Line, Twitter, Facebook: Japanese people vote on their favorite social networking services

By Philip Kendall

Like them or loathe them, social networking services, or SNS for short, have become an integral part of our daily lives and society as a whole. While Facebook, Twitter and Naver Corp’s Line offer very different experiences, most users will agree that without them, they’d feel lost, or at least have a sudden and unexpected amount of free time on their hands.

Recently, a survey was conducted in Japan which asked respondents about the services they used, asking them which they turned to most often, which they were most careful about using and sharing information on, and which they’d hate to be without.

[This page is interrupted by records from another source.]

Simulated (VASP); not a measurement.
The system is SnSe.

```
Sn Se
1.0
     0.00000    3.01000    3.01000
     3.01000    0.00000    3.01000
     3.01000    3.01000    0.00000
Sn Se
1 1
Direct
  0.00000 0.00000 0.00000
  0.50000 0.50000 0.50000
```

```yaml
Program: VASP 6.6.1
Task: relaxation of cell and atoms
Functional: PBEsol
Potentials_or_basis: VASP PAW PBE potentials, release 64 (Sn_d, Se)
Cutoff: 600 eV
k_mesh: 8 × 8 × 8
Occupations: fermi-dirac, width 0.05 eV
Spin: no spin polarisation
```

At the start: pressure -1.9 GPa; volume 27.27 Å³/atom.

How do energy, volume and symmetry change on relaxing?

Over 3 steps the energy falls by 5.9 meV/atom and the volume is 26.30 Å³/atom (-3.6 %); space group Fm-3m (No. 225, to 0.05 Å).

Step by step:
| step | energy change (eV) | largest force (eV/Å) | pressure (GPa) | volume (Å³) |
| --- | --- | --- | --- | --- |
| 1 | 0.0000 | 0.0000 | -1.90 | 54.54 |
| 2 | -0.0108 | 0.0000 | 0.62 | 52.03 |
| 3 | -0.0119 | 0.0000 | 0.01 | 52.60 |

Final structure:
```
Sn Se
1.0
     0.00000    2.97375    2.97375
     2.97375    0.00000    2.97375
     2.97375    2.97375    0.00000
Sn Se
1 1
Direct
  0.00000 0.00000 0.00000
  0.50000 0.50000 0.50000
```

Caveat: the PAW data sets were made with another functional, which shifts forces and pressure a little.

Comparatively speaking, Japan was fairly late to board the Facebook train, with many people as little as two years ago saying that the idea of putting their personal information online “for anyone to see” was a disturbing one. Now, however, along with a boom in Twitter users no doubt helped along by the 2010 drama "Sunao ni Narenakute," in which the main characters spent much of their time communicating in 140 characters or fewer, Facebook has become as much a part of life in Japan as in most other countries. Naver’s Line, too, has been leapt on by thrifty smartphone users over the last 18 months owing to its free and unlimited text messages and data voice calls, not to mention the dozens of cutesy “stickers” that can be bought and shared using the service.

But which of the “big three” – namely Twitter, Facebook and Line – does Japan love most? Which gets the most daily attention, and, if they had to give two of the services up, which service would win out in the end?

Japan’s Fast-Ask surveyed 680 men and women aged between 10 and 50 who used all three of the aforementioned services with questions about them. Here’s what they learned.

The SNS that respondents said they used most on a daily basis turned out to be Line (40.4%), followed by Twitter (32.6%), and Facebook (23.5%). Of these responses, however, nearly 50% of those aged 10-20 chose Twitter as their most-used service, while 37% of those in their 40s spent more time with Facebook.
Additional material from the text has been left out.